Do every infinite locally compact Hausdorff group has infinitely many closed subgroup?

Question

Do every infinite locally compact Hausdorff group has infinitely many closed subgroup? I know that every locally compact compactly generated abelian group is topologically isomorphic to $\Bbb R^n\times \Bbb Z^m\times$ compact abelian group. If $G$ is an infinite real Lie group than $G$ has infinitely many closed groups but in general, I don't know.

Answer 1

Yes (no classification needed).

(a) first case: $G$ has a closed subgroup isomorphic to $\mathbf{Z}$: then OK (since $\mathbf{Z}$ has infinitely many subgroups).

(b) second case: $G$ has an element $g$ of infinite order (but no closed subgroup isomorphic to $\mathbf{Z}$). Then the closure $K$ of $\langle g\rangle$ is an infinite compact subgroup. Its Pontryagin dual is an infinite discrete abelian group, so has infinitely many subgroups by the discrete case, and again by Pontryagin duality it follows that $G$ has $K$ has infinitely many closed subgroups.

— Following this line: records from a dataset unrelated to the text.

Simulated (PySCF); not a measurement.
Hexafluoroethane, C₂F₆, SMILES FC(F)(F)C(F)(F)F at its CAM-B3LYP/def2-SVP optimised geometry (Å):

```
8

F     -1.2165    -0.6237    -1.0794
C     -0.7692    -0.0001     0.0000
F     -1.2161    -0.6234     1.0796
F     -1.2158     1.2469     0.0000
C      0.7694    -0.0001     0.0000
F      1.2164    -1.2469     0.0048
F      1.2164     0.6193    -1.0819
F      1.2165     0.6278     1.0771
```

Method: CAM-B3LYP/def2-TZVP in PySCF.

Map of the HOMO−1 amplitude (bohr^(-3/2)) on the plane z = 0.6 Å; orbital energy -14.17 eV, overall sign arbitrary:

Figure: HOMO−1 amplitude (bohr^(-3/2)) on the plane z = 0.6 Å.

(c) if neither (a) nor (b) applies, then every element has finite order, so $G$ is covered by finite subgroups. Hence $G$ has infinitely many finite (hence closed) subgroups.

---

Let me provide a second way, a bit more self-contained.

Proposition: if a locally compact group $G$ has no infinite increasing or decreasing chain of closed subgroups, then it's discrete and finite.

Indeed, if we are not in the setting of (c) above, then some cyclic subgroup has an infinite closure and hence we can suppose that $G$ is abelian. Then using the assumption, there is a finite saturated chain of closed normal subgroups. Hence it is enough to prove the following.

Proposition: let $G$ be a locally compact group whose only closed subgroups are $\{0\}\neq G$. Then $G$ is discrete, cyclic of prime order.

Indeed, $G$ is clearly abelian. Also it is either connected or totally disconnected (since the connected component of $0$ is a closed subgroup). We conclude separately.

1. if $G$ is totally disconnected, Dantzig's theorem says that $0$ has a system of neighborhoods consisting of open subgroups. Hence by the assumption, $G$ is discrete and this case is standard. Dantzig' theorem is very easy modulo proving that every Hausdorff locally compact space has at lease one nonempty compact clopen subset.

2. if $G$ is connected, use Pontryagin duality only in the way that $G\neq 0$ implies the existence of a nontrivial homomorphism $f$ to the circle group $\mathbf{R}/\mathbf{Z}$. By connectedness, $f$ is surjective. So $f^{-1}((\frac12\mathbf{Z})/\mathbf{Z})$ is a nonzero proper subgroup, contradiction.